I just walked out of Apple’s keynote introduction of the iPhone 6, iPhone 6 Plus, and Apple Watch. After spending some time in the hands-on area that Apple set up for attendees, I thought I’d give you my thoughts on the products.
Having attended almost every Apple event since 1999, I’m used to the build-up the company uses to introduce its new products. This keynote was completely different. It only took Tim Cook seven minutes to introduce the new iPhone, and three of those were a video.
You could tell right away that Apple was moving towards something big, and it wasn’t just the introduction of the new iPhones.
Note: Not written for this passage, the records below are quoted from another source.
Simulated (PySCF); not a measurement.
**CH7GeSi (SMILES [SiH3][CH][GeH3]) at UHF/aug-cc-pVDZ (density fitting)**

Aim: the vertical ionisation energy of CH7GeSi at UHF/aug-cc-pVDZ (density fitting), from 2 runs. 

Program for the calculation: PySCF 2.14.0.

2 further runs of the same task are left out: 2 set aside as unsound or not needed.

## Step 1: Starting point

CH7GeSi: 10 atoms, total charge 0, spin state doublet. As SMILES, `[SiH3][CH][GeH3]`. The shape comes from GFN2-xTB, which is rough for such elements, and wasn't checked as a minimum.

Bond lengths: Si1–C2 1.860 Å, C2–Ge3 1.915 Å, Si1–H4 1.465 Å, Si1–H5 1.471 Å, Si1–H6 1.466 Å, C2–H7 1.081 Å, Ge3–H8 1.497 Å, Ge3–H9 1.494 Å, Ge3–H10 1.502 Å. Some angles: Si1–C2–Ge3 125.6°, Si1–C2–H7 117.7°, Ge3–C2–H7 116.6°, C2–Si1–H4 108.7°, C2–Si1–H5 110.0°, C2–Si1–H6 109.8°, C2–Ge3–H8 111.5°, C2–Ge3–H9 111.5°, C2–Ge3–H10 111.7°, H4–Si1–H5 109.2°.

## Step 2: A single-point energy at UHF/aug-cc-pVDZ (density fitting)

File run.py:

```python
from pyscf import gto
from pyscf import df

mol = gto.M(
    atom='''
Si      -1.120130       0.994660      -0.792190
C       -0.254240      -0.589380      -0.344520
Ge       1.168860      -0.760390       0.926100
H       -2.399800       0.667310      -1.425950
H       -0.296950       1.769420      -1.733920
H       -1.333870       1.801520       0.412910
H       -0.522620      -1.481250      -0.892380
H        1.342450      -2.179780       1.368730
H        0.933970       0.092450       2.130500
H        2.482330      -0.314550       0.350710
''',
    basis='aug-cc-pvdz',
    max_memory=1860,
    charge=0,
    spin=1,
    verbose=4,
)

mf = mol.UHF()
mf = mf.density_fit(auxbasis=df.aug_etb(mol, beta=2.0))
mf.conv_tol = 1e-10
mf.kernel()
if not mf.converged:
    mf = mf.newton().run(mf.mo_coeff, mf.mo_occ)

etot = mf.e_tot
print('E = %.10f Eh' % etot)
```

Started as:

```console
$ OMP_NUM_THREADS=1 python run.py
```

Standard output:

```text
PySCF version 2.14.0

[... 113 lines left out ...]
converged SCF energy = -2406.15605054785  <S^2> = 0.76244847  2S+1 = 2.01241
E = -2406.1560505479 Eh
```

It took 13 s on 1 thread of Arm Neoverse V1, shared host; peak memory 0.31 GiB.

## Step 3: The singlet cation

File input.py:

iPhone 6 and iPhone 6 Plus
I’ve said for a long time that a bigger iPhone for the sake of being bigger was wrong—I still maintain that opinion, even with Apple’s larger iPhone 6 Plus coming in at 5.5-inches. To be clear, it is a large iPhone—probably bigger than what you think it is. 1
What is nice is that Apple figured out some new gestures to make the 6 Plus workable with one hand. For instance, double-tapping the Home Button will move items from the top of the screen, down to the bottom. This makes it easier to do things, like tap Safari’s address bar, without stretching.
Features like this will make the iPhone 6 Plus easier to use for many people. One-handed use of an iPhone is still very important to me, and many other people I’ve talked to about these larger devices.
I don’t know if the iPhone 6 Plus will comfortably fit in my pocket or not. With all of the security around, I thought it best not trying to stuff one in my pants pocket. I’ll need to wait to try that out when the device comes out on the market.
That aside, I’m hopeful that the iPhone 6 Plus will fit into my workflow because I do like some of the things Apple did with the larger screen. Giving apps a different view in landscape mode is a great move—of course, they do the same thing with the iPad and that works great as well.
For people not interested in the larger iPhone 6 Plus, there is the iPhone 6. I have absolutely no concerns about the iPhone 6 and its larger screen. It fit comfortably in my hands and allowed for one-handed use throughout all apps I tried.
Upgrading to the iPhone 6 will be like upgrading from an iPhone 5 to an iPhone 5S—yes, it’s bigger, but it’s also very comfortable. It will be a very easy upgrade for most people.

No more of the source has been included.